Lack Of Internal Discipline Helped Lead To L.A. Times Layoffs
But this staff, in all the buyouts and layoffs that followed Otis Chandler's giving up as publisher, never amounted to much over 1,100, if memory serves me.
What has happened repeatedly is that the Times staff would be brought down to about 1,000, but it would then be allowed to creep back up toward 1,100 through new hires.
In other words, the executives of the paper no sooner pared the staff than they started hiring new people. The buyouts cost the paper quite a bit, but they were used more as a means of ridding the paper of the unwanted, and in some cases even wanted, staff members and then as soon as it was done, new hirees were brought on. So under this cycle, nothing was gained. There was no discipline invoked to let the paper live within its means.
The old days, when the Times had the reputation of being a lifelong guarantee of employment for the staff, almost no matter what, were allowed to lapse and the Chandler family policy of buying labor peace and employee happiness through the generousity of their employment terms and especially the terrific benefits, was done away with.
This started happening when David Laventhol become publisher, and it gradually became the way of doing business, but it was not until the Tribune Co. bought the paper that poor treatment of employees really intensified. As soon as the Tribune took over, it embarked on a policy of cutting costs and, they intended, building profits.
But neither John Carroll nor Dean Baquet really accepted this policy. They still had ambitions for the paper that were not shared in Chicago, so no sooner was the staff pared, but new people were brought on, and often at generous salaries.
Carroll in particularly did not, until it was too late, seem to appreciate the strong desire of the Chicago Tribune executives to treat the Times as a poor stepson of the Tribune. Even as late as last spring, Carroll told the late David Shaw that he felt confident he would be able to keep Chicago at bay. Nothing had happened so far to induce him to leave, he said.
When he found he couldn't effectively resist Chicago, that's when he quit, and now Baquet has found he has very little leverage at all, despite the negotiations he entered into with Chicago.

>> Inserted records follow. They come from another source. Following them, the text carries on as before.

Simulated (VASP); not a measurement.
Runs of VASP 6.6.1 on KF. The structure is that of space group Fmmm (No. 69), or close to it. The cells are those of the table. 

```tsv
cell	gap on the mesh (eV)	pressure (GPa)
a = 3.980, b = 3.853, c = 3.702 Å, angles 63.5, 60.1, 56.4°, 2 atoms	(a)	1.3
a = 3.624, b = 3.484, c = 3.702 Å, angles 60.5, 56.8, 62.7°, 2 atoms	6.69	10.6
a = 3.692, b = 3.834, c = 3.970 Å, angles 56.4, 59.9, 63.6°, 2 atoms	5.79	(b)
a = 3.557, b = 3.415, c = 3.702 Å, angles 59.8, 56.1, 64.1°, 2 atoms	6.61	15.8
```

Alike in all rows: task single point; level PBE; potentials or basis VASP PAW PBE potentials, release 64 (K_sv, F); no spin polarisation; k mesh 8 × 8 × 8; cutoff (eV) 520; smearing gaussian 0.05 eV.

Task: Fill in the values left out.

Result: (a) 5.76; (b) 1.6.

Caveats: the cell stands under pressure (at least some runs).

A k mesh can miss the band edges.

I was reminded last week by Frank Cruz that almost as soon as they took over, the Tribune executives told the staff they would let Times circulation fall to what they considered a more natural level, although I'm sure no one at the time foresaw the 30% decline that has taken place.
Now, things are in a downward spiral, and longtime staffers are finding themselves, in quite a few cases, laid off. Even so, the paper is still out there hiring people like Joel Stein and Andres Martinez, who cannot match the talent of past days.
It's too bad. When will it end? Not, in my view, until, there is a new, more ambitious owner who values California above Illinois.